Low-temperature-cofired-ceramic (LTCC) circuit technology supports compact, multilayer designs and is now widely used in wireless applications, especially in RF modules and system-in-package (SiP) designs. It has a number of advantages over laminate technologies, although the process is similar to those used for laminated printed-circuit-board (PCB) materials. Typical advantages are lower dielectric loss, higher packaging density, and integrated/embedded passive components (resistors, inductors, and capacitors). There are a wide range of tape materials and processes available for LTCC designs.

A multilayer LTCC structure generally shrinks during the low-temperature cofiring process. However, there are some manufacturers who offer "zero-shrink" materials, where shrinkage is restricted only to the z-dimension. These materials may cost more than standard LTCC tape materials and processes. Shrinkage has added a challenge to achieving high performance with LTCC designs and limited the yield of LTCC components or subsystems. As a result, it may prevent the use of LTCC for applications requiring high performance and high yield. Still, the use of a Design for Manufacturing (DFM) methodology can help to achieve first-pass design success with LTCC, even accepting the shrinkage.
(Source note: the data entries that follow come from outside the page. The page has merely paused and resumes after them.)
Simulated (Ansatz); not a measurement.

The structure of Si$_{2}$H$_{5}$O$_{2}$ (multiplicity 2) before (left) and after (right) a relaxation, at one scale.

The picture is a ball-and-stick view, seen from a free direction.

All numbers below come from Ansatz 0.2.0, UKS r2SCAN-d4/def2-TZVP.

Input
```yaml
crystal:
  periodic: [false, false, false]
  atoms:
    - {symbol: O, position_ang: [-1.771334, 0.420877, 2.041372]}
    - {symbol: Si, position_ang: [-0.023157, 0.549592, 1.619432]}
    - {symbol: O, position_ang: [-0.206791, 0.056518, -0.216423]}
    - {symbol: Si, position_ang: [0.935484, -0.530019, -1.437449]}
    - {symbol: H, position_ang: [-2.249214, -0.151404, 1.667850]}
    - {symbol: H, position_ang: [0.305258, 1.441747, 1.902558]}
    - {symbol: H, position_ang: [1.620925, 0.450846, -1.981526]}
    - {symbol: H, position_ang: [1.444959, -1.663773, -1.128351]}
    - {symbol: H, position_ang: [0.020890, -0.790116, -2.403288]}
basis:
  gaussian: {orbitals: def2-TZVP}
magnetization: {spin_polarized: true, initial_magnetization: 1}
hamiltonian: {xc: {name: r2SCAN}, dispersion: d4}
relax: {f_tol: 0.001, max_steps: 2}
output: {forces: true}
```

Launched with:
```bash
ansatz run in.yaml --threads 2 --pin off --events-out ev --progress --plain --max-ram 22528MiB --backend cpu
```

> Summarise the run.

The DFM approach for LTCC involves the development of a design flow to generate broadband models for embedded passive components in LTCC. Those models, which are used for first-pass design success, will be presented along with several passive LTCC circuits developed from the DFM technique. The passive circuits were developed with the help of the Advanced Design System (ADS) and Momentum software tools from Agilent Technologies (www.agilent.com/find/eesof). ADS is a popular electronic-design-automation (EDA) software tool that includes circuit/system simulators and layout tools for RF integrated circuits (RF ICs), monolithic microwave integrated circuits (MMICs), SiPs, modules, and circuits. ADS can also perform statistical design studies, such as Monte Carlo analysis. (Momentum is a three-dimensional (3D) planar electromagnetic (EM) simulation tool that can study current flow and planar field behavior for a wide range of 3D planar high-frequency structures.) Momentum accepts arbitrary design geometries such as multi-layer structures, and then it accurately simulates complex EM effects such as coupling and parasitics. Multilayer LTCC is well suited to simulation with a 3D planar tool like Momentum.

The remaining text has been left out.